Transport, vertical structure and radiative properties of dust events in southeast China determined from ground and space sensors
Highlights
► Dust aerosol properties and radiative effects were assessed in southern China. ► Study help understand the mechanisms of Asian dust transportation. ► The existence of multiple and elevated dust layers. ► Significant shortwave radiative forcings and heating rate during two dust events.
Introduction
Mineral dust aerosols are a particularly important aerosol type because they can induce significant dynamical perturbations of the synoptic flow (Alpert et al., 1998), absorb and scatter radiation to produce intense direct radiative effects, and play an important role as cloud condensation nuclei. The latter can modify the microphysical properties of cloud and indirectly change climate through cloud radiation processes (Forster et al., 2007). Determining the vertical distribution of dust aerosols is crucial because as a strongly absorbing aerosol, it can influence radiative effects at the top-of-the-atmosphere (Gadhavi and Jayaraman, 2006), modify vertical profiles of radiative heating (Ramanathan et al., 2007), change the stability of the atmosphere and affect convective and turbulent motions and clouds (McFarquhar and Wang, 2006). Dust can have a warming or cooling effect depending on where dust layers are above or below more absorbing atmospheric layers (Meloni et al., 2005, Raut and Chazette, 2008).
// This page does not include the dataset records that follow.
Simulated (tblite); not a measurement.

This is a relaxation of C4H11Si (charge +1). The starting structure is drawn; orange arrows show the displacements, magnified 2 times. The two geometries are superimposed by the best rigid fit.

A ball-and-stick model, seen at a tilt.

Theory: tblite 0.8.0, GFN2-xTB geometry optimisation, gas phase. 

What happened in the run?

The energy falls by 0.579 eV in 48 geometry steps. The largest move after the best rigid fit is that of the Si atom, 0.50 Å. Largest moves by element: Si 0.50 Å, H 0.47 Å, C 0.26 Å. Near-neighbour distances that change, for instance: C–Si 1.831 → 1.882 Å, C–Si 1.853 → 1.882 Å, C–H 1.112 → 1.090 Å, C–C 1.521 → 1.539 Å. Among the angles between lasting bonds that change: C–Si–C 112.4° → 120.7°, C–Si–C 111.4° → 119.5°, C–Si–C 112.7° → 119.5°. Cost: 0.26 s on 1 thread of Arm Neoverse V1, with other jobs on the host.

However, due to limited observations of dust aerosols on a regional and global scale, especially regarding their vertical distribution, its radiative forcing has not been well quantified. Ground-based and space-based instruments, such as the sun photometer from the Aerosol Robotic Network (AERONET), ground-based lidar, the Ozone Monitoring Instrument (OMI), the Moderate Resolution Imaging Spectroradiometer (MODIS), and the Cloud-Aerosol Lidar and Infrared Pathfinder Satellite Observations (CALIPSO), can be used to study dust aerosol properties. Combining measurements from these instruments, we can identify dust aerosol sources and transport route, and characterize columnar and vertical optical properties. In particular, lidar technology can help us understand processes occurring in dust aerosols aloft and understand their vertical variations.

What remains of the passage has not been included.